It is impossible to fully appreciate the value of a trail until you have been forced to walk through the wilderness without one.
—Robert Moor On Trails
Earlier this summer I started paying attention to the fact that my idea of a perfect day is finding and following trails that are little more than ghosts.
Am I alone in feeling this, or does anyone else love these kinds of trails?
Make no mistake, I...love...trails. Much of my life has been spent on trails, and I estimate that I hike or run about 1500 miles a year on wild, unpaved trails of one type or another.
Most of the time I hike with binoculars, a pocket notebook, and a camera, carefully recording what I observe and wonder about. In this case, a trail serves as both access and lifeline while freeing me up to explore whatever arises in my imagination.
But what happens when your lifeline is a trail so old and obscure it scarcely exists?

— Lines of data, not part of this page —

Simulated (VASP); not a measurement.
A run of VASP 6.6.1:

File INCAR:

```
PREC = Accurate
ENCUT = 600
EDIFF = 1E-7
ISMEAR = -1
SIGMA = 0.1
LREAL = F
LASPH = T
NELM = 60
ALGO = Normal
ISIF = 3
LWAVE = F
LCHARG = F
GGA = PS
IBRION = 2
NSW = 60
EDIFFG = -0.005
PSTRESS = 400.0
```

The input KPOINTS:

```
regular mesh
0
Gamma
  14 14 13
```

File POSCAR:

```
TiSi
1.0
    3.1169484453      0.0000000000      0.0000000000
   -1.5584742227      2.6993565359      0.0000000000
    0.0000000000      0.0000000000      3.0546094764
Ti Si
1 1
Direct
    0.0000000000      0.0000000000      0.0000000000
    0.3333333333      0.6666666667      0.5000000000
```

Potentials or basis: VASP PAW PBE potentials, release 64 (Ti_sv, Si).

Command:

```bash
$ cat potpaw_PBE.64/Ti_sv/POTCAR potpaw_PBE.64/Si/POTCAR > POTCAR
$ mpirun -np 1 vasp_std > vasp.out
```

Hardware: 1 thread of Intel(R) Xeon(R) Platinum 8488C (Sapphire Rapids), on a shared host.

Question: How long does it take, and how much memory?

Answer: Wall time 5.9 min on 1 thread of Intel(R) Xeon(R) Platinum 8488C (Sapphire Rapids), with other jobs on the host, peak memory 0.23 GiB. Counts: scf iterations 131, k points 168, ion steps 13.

This is the edge, and the question, that I most love to explore!
I'm perfectly content bushwhacking cross-country in random directions, but following a human-made trail is a very different story because a trail is a line of intent and inquiry. If I find a trail, and suspect that someone made this trail because it goes somewhere, then I have to follow it. And the harder it is to follow, the more deeply I'm forced to push my route-finding abilities to their outer limits.
A surprising number of these old, forgotten trails were made by expert trail builders who skillfully plotted the best routes and laid solid foundations, which means that the original intent of these paths lingers even as their traces fade into forest duff and thick underbrush.
One of my favorite memories was discovering an unknown cavalry trail in Yosemite National Park that journeyed up a wild, rugged canyon from the foothills to the high country. This 100-year-old trail was overgrown and essentially invisible, but had been so well made that I could still find enough bits and pieces to track its route no matter how buried it had become.
While hiking on most trails could be called recreational, it's a lot scarier and harder when you're forced to pay attention to every detail to avoid getting lost. This kind of hiking is more like solving a puzzle; a puzzle where you're engaging all of your senses and skills, and tracking subtle clues while struggling to preserve your tenuous lifeline back to safety.
It can be exhausting to follow a trail that takes so much effort, but these are the moments when I feel most alive and most exhilarated by the magic of life—and these are moments I live for!